CLEMSON – Chew on this with your morning granola.
Clemson’s three best quarterbacks are from Virginia (Tajh Boyd), Ohio (Cole Stoudt) and New York (Chad Kelly).
Two of the three best running backs are from Alabama (D.J. Howard) and Arkansas (Zac Brooks).
The two most promising linebackers are from North Carolina (Stephone Anthony) and Florida (Tony Steward).
And the nation’s top recruit in the 2013 recruiting class, a defensive end from Georgia, committed to Clemson in June.
For more than a generation, Clemson has been a major player in college football recruiting, and coach Dabo Swinney’s staff has tried to take it to another plane. In his first four years as head coach, Swinney’s recruiting classes were ranked 19, 19, 8 and 10 by ESPN.com.
With 17 commitments including Robert Nkemdiche of Loganville, Ga., for 2013, Clemson stood at No. 11. The class includes a linebacker from Maryland, a defensive end from Indiana, a defensive tackle from Hawaii and the solid foundation of prospects from Georgia, Florida and South Carolina.
“We have a footprint here that we believe in,” said Swinney, ticking off the Carolinas, Georgia, Florida, Virginia, Tennessee and Maryland.
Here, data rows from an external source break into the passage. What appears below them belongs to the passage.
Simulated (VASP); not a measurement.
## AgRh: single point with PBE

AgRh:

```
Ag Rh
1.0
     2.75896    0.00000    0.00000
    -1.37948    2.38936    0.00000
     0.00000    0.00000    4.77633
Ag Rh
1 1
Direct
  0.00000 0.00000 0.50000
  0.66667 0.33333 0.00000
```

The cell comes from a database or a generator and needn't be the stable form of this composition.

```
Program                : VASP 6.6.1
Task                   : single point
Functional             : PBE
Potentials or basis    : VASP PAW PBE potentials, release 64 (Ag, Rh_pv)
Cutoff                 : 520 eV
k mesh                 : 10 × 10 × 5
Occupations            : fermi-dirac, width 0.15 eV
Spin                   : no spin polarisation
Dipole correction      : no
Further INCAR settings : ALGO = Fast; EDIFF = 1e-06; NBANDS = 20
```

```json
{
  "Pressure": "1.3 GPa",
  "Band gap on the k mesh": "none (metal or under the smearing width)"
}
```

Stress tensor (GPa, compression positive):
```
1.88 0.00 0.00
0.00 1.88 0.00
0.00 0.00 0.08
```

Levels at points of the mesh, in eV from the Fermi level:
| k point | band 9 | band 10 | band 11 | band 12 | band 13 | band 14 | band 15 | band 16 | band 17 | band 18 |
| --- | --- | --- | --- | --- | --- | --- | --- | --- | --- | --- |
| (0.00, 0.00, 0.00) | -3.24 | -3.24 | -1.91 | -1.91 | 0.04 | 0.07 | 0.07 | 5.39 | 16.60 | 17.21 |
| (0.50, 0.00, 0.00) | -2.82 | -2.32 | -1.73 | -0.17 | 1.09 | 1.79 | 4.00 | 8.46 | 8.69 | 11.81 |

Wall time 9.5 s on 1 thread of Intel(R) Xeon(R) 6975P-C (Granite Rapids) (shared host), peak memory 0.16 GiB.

“It’s our home base, and we’re going to comb it pretty strong, we’re going to spot recruit everywhere else,” he said. “We’re going to recruit the best players in the country and give them the opportunity to say ‘I’m not interested,’ because we think we’re as good a product as anybody out there.”
South Carolina typically doesn’t produce enough high-end talent to support two nationally prominent programs, and Clemson’s recruiting success the past several years has been achieved in lock step with its state rival in Columbia also pushing the top programs for the best players.
“Once we evaluate guys and once we determine that these are the best guys at a position, we’re going to give some of those guys outside the primary area an opportunity,” Swinney said. “If we get them on campus, we’re going to go from there.”
Swinney always likes his chances when he can introduce Clemson to a prospect and his parents. It’s been a successful dynamic in signing Travis Blanks, a safety from Tallahassee, Fla., ranked No. 15 overall by ESPN in this year’s freshman class; Steward (No. 9) and Anthony (No. 32) in 2011; and Boyd, co-MVP of the U.S. Army All-American game in 2009.
Also in 2011, Clemson signed three of the top five wide receivers in the nation as rated by ESPN.com. Sammy Watkins, a freshman All-American, was the the No. 5 wide receiver in the nation as a high school senior, behind Tiger teammates Charone Peake (No. 2) and Martavis Bryant (No. 3)
The connection can come in a variety of ways. Maintaining relationships with high school coaches are critical, particularly at home and in the “footprint” locations such as North Carolina, Florida and Georgia. Georgia had been a fallow field for Clemson for several years when Swinney sent his coaches back into the state. Landing Nkemdiche was aided by the fact that his coach at Loganville was Swinney’s roommate at Alabama.
“It’s all about relationships, and every coach has a tree,” Swinney said. “When you have good relationships and a good reputation for how you treat your players and how you develop them, it opens other doors.”
Clemson expanded its reach with the hiring of offensive coordinator Chad Morris, a successful high school coach in Texas, and defensive coordinator Brent Venables, who earned his stripes as a recruiter in the Big 12 at Oklahoma.
“We’re not going to be inefficient and waste a lot of time and money on wild goose chases,” Swinney said. “We know you can take a 400-mile radius right from here and there are a lot of good football players.
“So if we miss on a guy, we want to miss on one from around this area that knows Clemson and understands it.”